I’m currently working on custom scaling of a bone. For this purpose I’m using 6 landmarks (4 at the distal end, 2 at the proximal end) as target points of the RBF transformation with a linear transformation as pre-transform. The results look quite physiologic.
My question is of general nature about the landmark-based scaling:
I´m wondering how accurate the scaling method works at the exact locations of the landmarks.
Concerning my example, is the transformation of the distal end with more landmarks more accurate than the proximal end with less landmarks?
Is there an easy way to read out the remaining distance of each landmark to the bony surface after the transformation?
RBF should transform the source points into the target points, and other points will be interpolated/extrapolated using constructed transformation. You can simply measure a distance between the target points, and the source points subjected to the constructed transformation to see the difference.
So if you want a certain point to follow morphing precisely - add it to the landmark protocol.-
I compared the distance between the target landmarks and the actual distance of the landmarks in the model after RBF transformation. It comes quite close but there is still a deviation of about 3 to 5 millimeters in absolute distance (depending on which distance I compare).
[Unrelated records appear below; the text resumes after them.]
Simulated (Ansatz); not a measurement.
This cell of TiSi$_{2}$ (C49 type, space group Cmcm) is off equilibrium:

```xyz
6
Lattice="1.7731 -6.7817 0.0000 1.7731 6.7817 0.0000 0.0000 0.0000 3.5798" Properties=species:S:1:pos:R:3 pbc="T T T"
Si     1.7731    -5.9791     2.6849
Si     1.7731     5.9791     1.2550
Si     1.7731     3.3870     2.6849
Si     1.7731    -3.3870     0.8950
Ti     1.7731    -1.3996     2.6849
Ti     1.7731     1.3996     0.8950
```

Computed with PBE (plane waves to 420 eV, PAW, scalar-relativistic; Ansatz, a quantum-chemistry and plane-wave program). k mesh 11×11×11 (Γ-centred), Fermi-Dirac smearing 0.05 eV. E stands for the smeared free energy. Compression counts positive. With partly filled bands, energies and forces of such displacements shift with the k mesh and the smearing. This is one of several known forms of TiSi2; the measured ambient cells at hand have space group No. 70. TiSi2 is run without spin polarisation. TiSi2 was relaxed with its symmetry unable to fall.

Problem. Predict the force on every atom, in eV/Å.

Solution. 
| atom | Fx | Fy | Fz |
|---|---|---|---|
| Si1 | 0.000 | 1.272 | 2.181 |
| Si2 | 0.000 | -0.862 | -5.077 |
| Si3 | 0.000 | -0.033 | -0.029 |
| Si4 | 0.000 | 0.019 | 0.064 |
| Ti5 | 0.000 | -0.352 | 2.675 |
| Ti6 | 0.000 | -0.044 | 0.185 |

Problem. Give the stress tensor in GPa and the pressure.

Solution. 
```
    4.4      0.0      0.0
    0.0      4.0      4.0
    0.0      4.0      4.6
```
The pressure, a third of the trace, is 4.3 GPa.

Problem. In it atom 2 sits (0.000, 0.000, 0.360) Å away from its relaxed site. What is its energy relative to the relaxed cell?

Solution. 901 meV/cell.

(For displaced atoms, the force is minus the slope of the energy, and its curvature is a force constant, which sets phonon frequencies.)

If I understand your reply correctly, the RBF transformation will always lead to exact positioning of the target landmarks on the surface. Is it thus right to assume that the settings of my transformation could not lead to the deviation I described above?
The code seems to be correct, but you use a pretransform.
Could you make a standalone example to demonstrate the problem? Could the error come from elsewhere?
Thanks, this is good to know. I will have a look at the remaining parts of my model and get back to you with an example in case I don´t find the error.